The 26th UN Climate Change Conference, or COP26, kicked off in Glasgow on October 31. Most of the world leaders have come and gone, but the delegates at the conference will continue their effort to build on the Paris Climate Accord until the summit ends today.
One major development at the conference has been the pledge
by more than 100 countries to end deforestation by 2030. But only two countries in Southeast Asia have signed on so far. One of those is Indonesia, home to a huge portion of the world’s rainforests. But just days after signing, Indonesia’s environment minister Siti Nurbaya Bakar walked back her government’s pledge and dismissed the plan as “clearly inappropriate and unfair.” She added, “The massive development of President Jokowi's era must not stop in the name of carbon emissions or in the name of deforestation.” Indonesia is the world’s largest producer and exporter of palm oil, which is a major contributor to deforestation in the country. The industry accounts
for between 1.5 and 2.5 percent of GDP.
More constructively, Indonesia last week announced that it would impose a new tax on carbon, becoming just the second Southeast Asian country to do so after Singapore. However, the rate of Indonesia’s new tax is lower
than expected, at just above $2 per metric ton of carbon dioxide equivalent. Singapore’s is priced at just under $4 per metric ton.
Another major agreement from COP26 is the Global Methane Pledge, a commitment to cut emissions of methane 30 percent compared to 2020 levels by 2030. More ASEAN countries signed onto this pact, including Indonesia, the Philippines, Singapore, and Vietnam. But many countries in Southeast Asia have yet to sign up, largely because methane can be useful for growing rice in flooded paddy fields. Meanwhile, the largest source of global methane emissions is from agriculture.
The United Kingdom also was able to secure a coalition of countries to pledge to phase out coal power and not build or invest in new coal power plants. But in Southeast Asia, only Vietnam has signed on to that commitment. Coal use in the region is projected to soar in the coming decades as demand for electricity rises.
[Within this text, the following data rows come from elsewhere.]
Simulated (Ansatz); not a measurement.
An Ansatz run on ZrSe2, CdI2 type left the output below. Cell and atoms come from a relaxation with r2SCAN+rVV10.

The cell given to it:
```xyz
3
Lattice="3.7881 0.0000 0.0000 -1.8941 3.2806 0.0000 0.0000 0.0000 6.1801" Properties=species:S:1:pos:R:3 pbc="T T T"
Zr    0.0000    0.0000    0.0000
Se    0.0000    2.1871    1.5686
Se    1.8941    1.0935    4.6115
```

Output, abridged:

Underlying Southeast Asia’s inaction is a feeling that developed countries have historically been the world’s biggest polluters and should therefore bear the brunt of the responsibility. However, Southeast Asia’s growing population and energy consumption needs will mean that it will comprise an ever larger share of greenhouse gas emissions in the future. Additionally, Southeast Asia is particularly vulnerable
to the effects of climate change. The region is home to nearly 15 percent
of the world’s tropical forests, but has one of the fastest rates of deforestation. And with 9 out of 10 ASEAN states touching the sea, Southeast Asia is especially susceptible to sea level rise, plastic pollution, and even potentially mass migration as coastal lands become uninhabitable. Southeast Asian inaction at COP26 therefore comes at its own peril.